After Napoleon rampaged all over Europe, his victorious opponents were determined to ensure peace at all costs. For Castlereagh, the British foreign secretary, “the safety and repose of Europe” were paramount. But the stirrings of independence in Greece in the 1820s would put the post-Napoleonic order to the test. After Greek insurgents attempted to break away from the Ottoman Empire, their rulers responded savagely, burning Orthodox churches and killing Greeks in Constantinople and Smyrna. In London, philhellenes like Byron and Jeremy Bentham, carried away with romantic ideas about ancient Greece – “the first enlightened nation”, as Bentham dubbed it – took up the Greek cause. (Some, like Byron, even volunteered to fight in Greece; the poet would die there in 1824).

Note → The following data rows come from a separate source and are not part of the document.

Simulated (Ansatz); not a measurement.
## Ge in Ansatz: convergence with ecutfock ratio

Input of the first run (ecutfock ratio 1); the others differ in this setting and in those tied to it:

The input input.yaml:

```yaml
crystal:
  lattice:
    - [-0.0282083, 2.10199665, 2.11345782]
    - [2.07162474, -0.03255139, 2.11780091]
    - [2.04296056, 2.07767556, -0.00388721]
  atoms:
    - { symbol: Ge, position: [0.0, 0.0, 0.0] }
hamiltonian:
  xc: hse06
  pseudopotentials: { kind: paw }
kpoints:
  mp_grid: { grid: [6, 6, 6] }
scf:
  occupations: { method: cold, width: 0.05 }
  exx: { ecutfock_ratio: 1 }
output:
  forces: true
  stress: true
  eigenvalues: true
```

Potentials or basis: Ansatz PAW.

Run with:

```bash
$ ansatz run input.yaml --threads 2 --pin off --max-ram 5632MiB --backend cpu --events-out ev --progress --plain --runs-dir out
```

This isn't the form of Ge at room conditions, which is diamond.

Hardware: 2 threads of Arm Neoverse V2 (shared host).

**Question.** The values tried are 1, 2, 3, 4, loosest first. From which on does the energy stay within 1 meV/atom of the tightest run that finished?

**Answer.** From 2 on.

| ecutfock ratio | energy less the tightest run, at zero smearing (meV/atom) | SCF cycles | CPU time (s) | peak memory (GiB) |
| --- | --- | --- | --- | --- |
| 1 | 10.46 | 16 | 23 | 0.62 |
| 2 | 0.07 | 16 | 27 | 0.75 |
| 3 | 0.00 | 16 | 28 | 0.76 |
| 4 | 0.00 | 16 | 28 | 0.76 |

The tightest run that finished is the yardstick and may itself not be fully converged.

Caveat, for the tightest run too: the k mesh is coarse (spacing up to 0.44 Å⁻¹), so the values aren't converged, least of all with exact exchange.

Bass is too thoughtful a historian to present these conflicts in terms of good versus evil, and, throughout Freedom’s Battle, he stresses just how murky the terms of intervention are, even in the most clear-cut cases. The Greeks were responsible for several atrocities, murdering some 7000 Turks, many of them civilians, in 1821 at Tripolitza. But the philhellenes won the propaganda battle, even if Castlereagh and Metternich furiously resisted calls for intervention. For an arch-reactionary like the Austrian Foreign Minister Metternich, all the swooning over Greece recalled “certain addresses presented in a time that nobody likes to recall...that is, the gory horrors of the French Revolution.” (Metternich rooted outright for an Ottoman victory.) With Russia clamouring for war to defend its Orthodox coreligionists, and Britain straining to remain neutral, the Ottomans pressed their campaign against Greece.
After brokering a treaty in London, the Allies eventually forced concessions on the Ottomans, and sank their fleet at the Battle of Navarino in 1827 to drive home the point. But was this the first humanitarian intervention of the modern age? The answer remains complicated. Much as in the present day, it is difficult to extract the pure humanitarian motives from conflicts that pay clear strategic dividends to the combatants. Certainly, Russia’s interests were served by an independent Christian state that bordered on Ottoman territory.
While many Britons were moved by the suffering that unfolded in Greece, Britain had its eye on checking Russian expansion as much as it did on the oppression of the Greeks. For much of the 19th century, Britain favoured the Ottoman Empire as a vital counterweight to Russian expansionism. After Greece, humanitarian actions became much the exception, not the regular practice, of Europe’s liberal powers. As Bass himself points out, Britain did little to counter Austria’s violent suppression of Italian and Hungarian revolutionaries during upheavals of 1848; nor could it do much when Russia crushed a Polish uprising in 1863. Liberal solidarity had its limits.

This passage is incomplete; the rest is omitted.